The Food Almanac: Tuesday, October 8th, 2013
The International Agency For Food Holidays reports this is National Pesto Day. Pesto is a blend of fresh basil (the top flavor note), garlic, olive oil, grated Parmigiana cheese, and toasted pignoli (pine nuts). It's named for the pestle and mortar used to grind the ingredients into a near-paste. Some say that's the only way to make it right, but almost all pesto these days is made in a food processor. (If the food processor had been invented first, the same people would proclaim that it's wrong to use mortar and pestle.)
Pesto is most often used as a room-temperature sauce for pasta, but it turns up saucing all sorts of other foods. In recent times, clever chefs have had fun substituting other herbs for the basil and other nuts for the pignoli. (That's because basil isn't available year-round, and pine nuts are the most expensive part of pesto.) This is the time of year when many of us start making a lot of pesto, to use up the surplus basil we have growing outside before the first frost hits it.
The classic pesto blend is the culinary trademark of Genoa and the surrounding Ligouria area of Italy. Traces of its history go all the way back to Roman times. It has a unique, fresh deliciousness that bespeaks spring and summer. The most traditional chefs refuse to make it in the winter.
basil, n.----One of the most popular of fresh herbs, basil's very name--from basileus, a Greek word meaning "king"--tells of its importance. It originated somewhere in the Middle East, probably between Iran and India. It moved both east and west, and to this day is widely used in cuisines from Southeast Asia (particularly in Thai cooking) to western Europe (where it's essential in Italian cooking). The leaves give off an unmistakable aroma and flavor when crushed. The sensation is in the direction of anise, but with other qualities. Different varieties of basil--and there are dozens--taste like lemon, chocolate, and cloves. Basil is incomparably better fresh than dried. It's usually added at the end of of a recipe because its flavors cook out quickly. It is usually planted annually, but the plant can live for years if the flowers are pinched off and it doesn't freeze.
The Old Kitchen Sage Sez:
The best thing to do with your bumper crop of fresh basil before the first freeze gets it is to make an enormous batch of pesto, without the pignoli. Then freeze it. It lasts forever.
Annals Of Sugar
Today in 1901, the trademark of Domino Sugar was registered with the U.S Patent Office. The American Sugar Company of New York City (the world capital of sugar refining) created blocks of sugar in the shape of dominos, and they were so distinctive and popular that the name wound up on all their products. The main American Domino sugar refinery is in Arabi, just east of the New Orleans city limits. It can produce between seven and eight million pounds of sugar per day.

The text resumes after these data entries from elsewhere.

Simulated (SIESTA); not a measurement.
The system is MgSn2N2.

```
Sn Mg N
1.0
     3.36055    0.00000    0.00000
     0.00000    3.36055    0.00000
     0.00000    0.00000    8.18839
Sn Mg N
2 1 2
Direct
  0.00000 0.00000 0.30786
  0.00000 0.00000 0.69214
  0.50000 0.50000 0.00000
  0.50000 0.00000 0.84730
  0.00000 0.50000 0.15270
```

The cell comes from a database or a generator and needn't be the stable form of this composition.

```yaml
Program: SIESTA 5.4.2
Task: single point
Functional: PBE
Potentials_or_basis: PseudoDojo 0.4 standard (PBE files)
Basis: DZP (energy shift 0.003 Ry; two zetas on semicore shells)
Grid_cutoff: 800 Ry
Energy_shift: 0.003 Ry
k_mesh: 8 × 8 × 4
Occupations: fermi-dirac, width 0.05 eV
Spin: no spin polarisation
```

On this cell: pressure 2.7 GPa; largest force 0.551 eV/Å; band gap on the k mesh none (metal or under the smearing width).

Annals Of One Too Many Cocktails
The Great Chicago Fire started this night in 1871. The destruction was so widespread that few structures were left standing (the Watertower is best known among them). Almost 100,000 people were left homeless. The legend was that Mrs. Patrick O'Leary's cow kicked over a lantern and started it, but officially the story is that Pegleg O'Sullivan (the Irish seem to still catch the blame) knocked over that lamp when he entered the barn looking for milk for making whiskey milk punch. Was he having brunch?
Food On The Air
Bandleader Ozzie Nelson and his girl singer Harriet Hilliard were married today in 1935. On this same date in 1944, they premiered in The Adventures of Ozzie and Harriet, a weekly radio sitcom. They moved to television in 1952, where they remained until 1966. Their show captured perfectly the innocence of the Fifties and early Sixties. Watch the show and note that a) Ozzie did not apparently have a job; 2) Harriet was always cooking, but the Nelsons hardly ever ate; and iii) Harriet always dressed as if she were about to go out to dinner, but they didn't do that, either. This was before most of America discovered the pleasures of the table (we Orleanians knew all about them, of course). They slept in separate twin beds, too. These were the good old days?
Pine Nut Creek is usually a dry wash running across the desert flatlands twenty miles south of Carson City, the capital of Nevada. A ridge mountains high enough to have ski resorts separates the creek from Lake Tahoe, nine miles to the west. Pine Nut Creek emerges from Fish Spring Flat, where a number of springs and well feed it a little bit of water. When a rainstorm comes, Pine Nut Creek it can suddenly carry a wall of water. That enabled it to cut a 200-foot-deep canyon along its way. It finally ends up in a series of canals, which control floods in what had become a new area for residential development. It's enough water to allow some farming. If the fields grow basil, they have everything they need for pesto, with the pinyon pine nuts.
Deft Dining Rule #138
Those visually perfect sliced black olives you find on chain pizzas and in salad bars may as well be made of wax for all the flavor they have.
Food In Science
Harry Gilbert Day was born today in 1906. He spent most of his career determining what roles the chemical elements played in human nutrition. He established those minimum daily requirements you see on the sides of vitamin bottles. He's best known for developing stannous fluoride--Fluoristan, the cavity-retarding ingredient that made Crest into the best-selling toothpaste in the land.
Long-time college football coach Pepper Rodgers took the Big Field today in 1931. . . Actor, singer, and dancer Max Crumm spoke his first lines today in 1985. He won the Grease audition-competition to be in the revival of the play on Broadway in 2008.
Words To Eat By
"A well-made sauce will make even an elephant or a grandfather palatable."--Grimod de la Reyniere, early French food writer.
Words To Drink By
"Health is what my friends are always drinking to before they fall down."--Phyllis Diller.